Although the first manifestation of Tomatin only ran between 1897 and 1906, its reopening under new management in 1909 saw the start of a remarkable journey which would culminate in this remote Highland outpost in between Aviemore and Inverness becoming the largest malt whisky distillery in Scotland.
Its expansion (and contraction) mirrors accurately the mood of the industry: from two stills to four in 1956, four to six in ‘58, an upping to 11 in ’61 and then in 1974 the most dramatic expansion of all, with 12 stills being installed, bringing the total to 23 and overall capacity to 10m litres per annum.
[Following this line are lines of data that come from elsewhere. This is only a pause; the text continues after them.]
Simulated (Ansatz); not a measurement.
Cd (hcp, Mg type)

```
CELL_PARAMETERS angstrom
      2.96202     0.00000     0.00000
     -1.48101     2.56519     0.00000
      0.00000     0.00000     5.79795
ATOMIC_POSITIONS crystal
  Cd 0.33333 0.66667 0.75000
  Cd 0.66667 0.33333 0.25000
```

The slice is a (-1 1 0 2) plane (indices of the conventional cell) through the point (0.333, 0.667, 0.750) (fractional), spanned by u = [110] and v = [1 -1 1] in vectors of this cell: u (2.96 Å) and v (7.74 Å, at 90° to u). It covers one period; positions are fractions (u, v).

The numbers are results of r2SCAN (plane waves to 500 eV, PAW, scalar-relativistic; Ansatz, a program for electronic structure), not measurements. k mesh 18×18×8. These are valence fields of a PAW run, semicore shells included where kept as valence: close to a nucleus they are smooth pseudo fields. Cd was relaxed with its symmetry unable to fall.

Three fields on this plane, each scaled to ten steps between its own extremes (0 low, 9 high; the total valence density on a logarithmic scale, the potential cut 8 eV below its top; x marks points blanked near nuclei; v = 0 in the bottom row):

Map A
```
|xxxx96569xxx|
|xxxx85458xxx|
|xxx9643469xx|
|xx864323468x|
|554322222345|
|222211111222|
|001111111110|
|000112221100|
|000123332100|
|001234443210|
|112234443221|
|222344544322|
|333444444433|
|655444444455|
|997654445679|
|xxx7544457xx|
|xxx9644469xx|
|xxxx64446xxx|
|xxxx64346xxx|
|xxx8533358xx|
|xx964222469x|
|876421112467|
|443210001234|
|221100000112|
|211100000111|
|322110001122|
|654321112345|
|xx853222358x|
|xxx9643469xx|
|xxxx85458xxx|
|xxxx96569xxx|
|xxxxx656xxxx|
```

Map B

It couldn’t last. Even in 1974 the first indications of a downturn in Scotch’s fortunes were being noticed. Tomatin never ran at full capacity and in 1986 went into liquidation.
The site was saved however by two of its Japanese bulk customers, Takara Shuzo and Okura & Co [Okura’s stake was taken by Marubeni in 1998], making it the first Scotch distillery to be under Japanese control.
There has been a slow but steady recalibration ever since. The company bought blending firm J&W Hardie in 1997, adding the prestigious Antiquary blend to its portfolio. Eleven of the stills were taken out of commission in 2000 and today only 2m litres are produced from six wash and four spirit stills.
The other major change has been a shift in emphasis from bulk supply to single malt (as well as Antiquary) – again Tomatin is mirroring the market's continuing evolution. The single malt range has been widened in terms of age statements and introduced a peated variant, Cu Bocan.